Type inference for CSV: two-phase detection

Phase 1 — Basic types: each cell is tested against a type ladder: bool → int → float → str. The first successful parse wins. Per-column types are promoted using a lattice: int + float → float, anything + str → str, T + None → T(nullable).

Phase 2 — Datetime detection: columns still typed as str after phase 1 are tested column-wise. The first successfully-parsed value's format becomes a candidate, then all values are validated against that single format. If ≥80% parse, the column is typed as datetime and the detected format string is cached for fast parsing during streaming.

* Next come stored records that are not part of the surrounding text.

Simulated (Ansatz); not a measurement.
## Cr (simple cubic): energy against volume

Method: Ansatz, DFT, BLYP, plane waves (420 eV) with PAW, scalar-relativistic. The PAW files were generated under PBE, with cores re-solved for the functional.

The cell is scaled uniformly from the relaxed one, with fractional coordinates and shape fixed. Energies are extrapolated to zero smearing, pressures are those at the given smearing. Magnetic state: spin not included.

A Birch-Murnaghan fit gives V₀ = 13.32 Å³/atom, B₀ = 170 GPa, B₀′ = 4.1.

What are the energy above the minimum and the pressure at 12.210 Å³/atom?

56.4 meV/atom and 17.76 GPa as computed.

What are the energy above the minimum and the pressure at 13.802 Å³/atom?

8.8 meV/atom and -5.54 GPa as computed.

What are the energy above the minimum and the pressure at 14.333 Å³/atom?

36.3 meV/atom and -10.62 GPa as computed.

This avoids the cost of trying strptime with 14 formats on every cell — datetime detection runs once per column on the sample, not per-value.

Complexity: O(s × c) where s = sample size (default 100), c = column count.

Streaming: factory-based replay

File readers store a factory function, not data:

def make_rows():
    with open(path) as f:
        reader = csv.reader(f)
        next(reader)             # skip header
        for row in reader:
            yield cast(row)      # one row at a time

Each execute() call invokes the factory, reopening the file and yielding a fresh generator. This means:

  • read_csv → filter → to_csv uses O(1) memory: one row in flight at a time
  • to_pylist() can be called repeatedly: the file is re-read each time
  • head(10) yields 10 rows, then the generator is garbage-collected (file closes)

The Stream class compiles transforms into a flat loop:

for row in source():
    if not predicate(row): continue
    row = row + (expr(row),)
    row = (row[2], row[0])
    writer.writerow(row)

No intermediate iterators or plan-tree overhead — ~30% faster than the LazyFrame pipeline for pure streaming.

Data representation

Rows are stored as Python tuples internally, not dicts:

  • ~40% less memory than dicts (no key storage per row)
  • Faster to create and iterate
  • Hashable (needed for grouping and join keys)

Column-to-index mapping lives in the schema:

columns = ["name", "age", "score"]
col_map = {"name": 0, "age": 1, "score": 2}
row = ("Alice", 30, 95.5)
row[col_map["age"]]  # → 30

Conversion to dicts happens only at the output boundary (to_pylist(), __iter__).

Expression evaluation

Expressions form an AST. Each node implements eval(row, col_map):

BinaryExpr(op=*, left=Col("price"), right=Col("qty"))
    Col("price").eval(row, col_map)  →  row[2]  →  25.0
    Col("qty").eval(row, col_map)    →  row[3]  →  4
    result: 25.0 * 4 = 100.0

WhenExpr walks branches in order (identical to SQL CASE WHEN):

for condition, value in branches:
    if condition.eval(row, col_map):
        return value.eval(row, col_map)
return otherwise.eval(row, col_map)

Datetime accessor methods (col("ts").dt.year()) produce _DtUnaryExpr nodes that extract components via stdlib datetime attributes. Null values short-circuit to None.

Complexity: O(expression depth) per row — typically 1–5 levels.

Architecture

pyfloe/
├── schema.py    (154 lines)  LazySchema, ColumnSchema — type propagation
├── expr.py      (740 lines)  Expression AST — col, lit, when, .str, .dt, aggregations, windows
├── plan.py      (660 lines)  Plan nodes + optimizer (volcano model)
├── core.py      (518 lines)  LazyFrame, TypedLazyFrame, LazyGroupBy
├── io.py        (610 lines)  File readers/writers — CSV, TSV, JSONL, JSON, Parquet
├── stream.py    (649 lines)  from_iter, from_chunks, Stream pipeline
└── __init__.py  (56 lines)   Public API
                ─────────────
                ~3,400 lines total, zero dependencies

Summary of complexities

Operation Time Memory Algorithm
filter, select, with_column O(n) streaming O(1) Generator chain (volcano)
join O(n + m) O(m) right side Hash join
join(sorted=True) O(n + m) O(1) Sort-merge join
group_by().agg() O(n) O(k groups) Hash agg (running accumulators)
group_by(sorted=True).agg() O(n) O(1) Sorted streaming agg
sort O(n log n) O(n) Timsort
window functions O(n log n) O(n) Sort-partition-scan
explain / schema O(d tree depth) O(d) AST walk
optimize O(d tree depth) O(d) Rule-based rewrite
CSV type inference O(s × c) O(s × c) Type ladder + datetime detection
File streaming O(n) O(1) Factory-based generator replay